GAO Eyes Outgoing NASA Chief
As Sean O'Keefe prepares to take the reins at Louisiana State University on Monday, Congress' investigative arm is looking into his tenure as NASA chief, including whether he misused government airplanes and went on too many expensive getaways with underlings, former and current senior NASA officials say.
The focus of the Government Accountability Office investigation is not fraud, but waste, one of the four NASA officials told The Associated Press. The four — two still with NASA, two recently departed — asked not to be identified for fear of reprisals. Two said they had been questioned by the GAO.
At a news conference Thursday night, O'Keefe said he was unaware of any such investigation. Flanked by LSU President William Jenkins, the longtime high-level bureaucrat said: "To the extent there is such a thing underway, it will validate and confirm that the course of my entire career as a public servant and financial manager has been responsible," O'Keefe said.
However, the GAO's probe has been a matter of public record since last June, when it was requested by Sen. Susan Collins, R-Maine, following testimony at spring hearings about "serious financial management problems" at the agency.

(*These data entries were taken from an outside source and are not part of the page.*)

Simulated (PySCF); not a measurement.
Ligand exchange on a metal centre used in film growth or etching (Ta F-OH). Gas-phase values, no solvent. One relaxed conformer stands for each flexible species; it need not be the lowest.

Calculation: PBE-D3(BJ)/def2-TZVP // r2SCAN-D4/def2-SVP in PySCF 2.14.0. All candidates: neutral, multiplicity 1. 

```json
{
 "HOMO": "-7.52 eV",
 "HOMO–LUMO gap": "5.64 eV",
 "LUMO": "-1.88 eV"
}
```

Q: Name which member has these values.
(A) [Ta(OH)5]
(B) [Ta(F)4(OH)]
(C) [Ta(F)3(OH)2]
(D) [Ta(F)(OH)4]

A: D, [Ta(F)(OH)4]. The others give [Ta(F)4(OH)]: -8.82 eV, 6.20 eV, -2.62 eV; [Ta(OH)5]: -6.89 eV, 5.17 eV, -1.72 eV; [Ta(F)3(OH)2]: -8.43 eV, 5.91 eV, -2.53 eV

"I am concerned about whether NASA has an effective system of internal controls in place to prevent fraud, waste and abuse of taxpayer resources," Collins wrote in her letter to the investigative agency on June 28, 2004.
LSU President Jenkins said he was unaware of Collins' letter, and of the testimony at the spring 2004 hearings.
Earlier, a NASA spokesman had declined to comment. "I don't think it would be proper or appropriate to comment on an ongoing investigation," NASA spokesman Glenn Mahone said.
O'Keefe is leaving NASA after three years as the space agency's administrator and will become chancellor of Louisiana State University's main campus on Monday.
When they hired him late last year, university officials showered praise on him for his budget-conscious management skills.
The officials familiar with the investigation told the AP that one area of interest to the GAO was O'Keefe's costly penchant for traveling on government airplanes, instead of flying commercially.
As a "basic principle," government employees are asked to use commercial flights, one of the officials said.
But O'Keefe "never, ever travels without going on a NASA airplane," one of a half-dozen small jets the space agency shares with other agencies, another official said. And to justify the flights, O'Keefe often would "fill the planes with ballast," the official said — other employees who might not have a need to travel.
"A lot of the times, at the last minute, Sean would be looking for people to put on the plane. We would call it baggage," an official said.
The officials said another area the GAO is looking into is O'Keefe's "retreats" with subordinates far from NASA headquarters in Washington, in contrast to the more sparing practices of his predecessor.
One official said these took place in Monterey, Calif., at the country club of O'Keefe's gated community in Virginia, and at Syracuse University in upstate New York, where O'Keefe taught.
O'Keefe's new job at LSU will pay him $425,000 a year, nearly three times what he made at NASA.
C. Stewart Slack, chairman of LSU's board of supervisors, said he knew nothing about the investigation. "Anytime you've got somebody in a position like that, I'm sure there's somebody who wants to take a shot at him," Slack said Wednesday.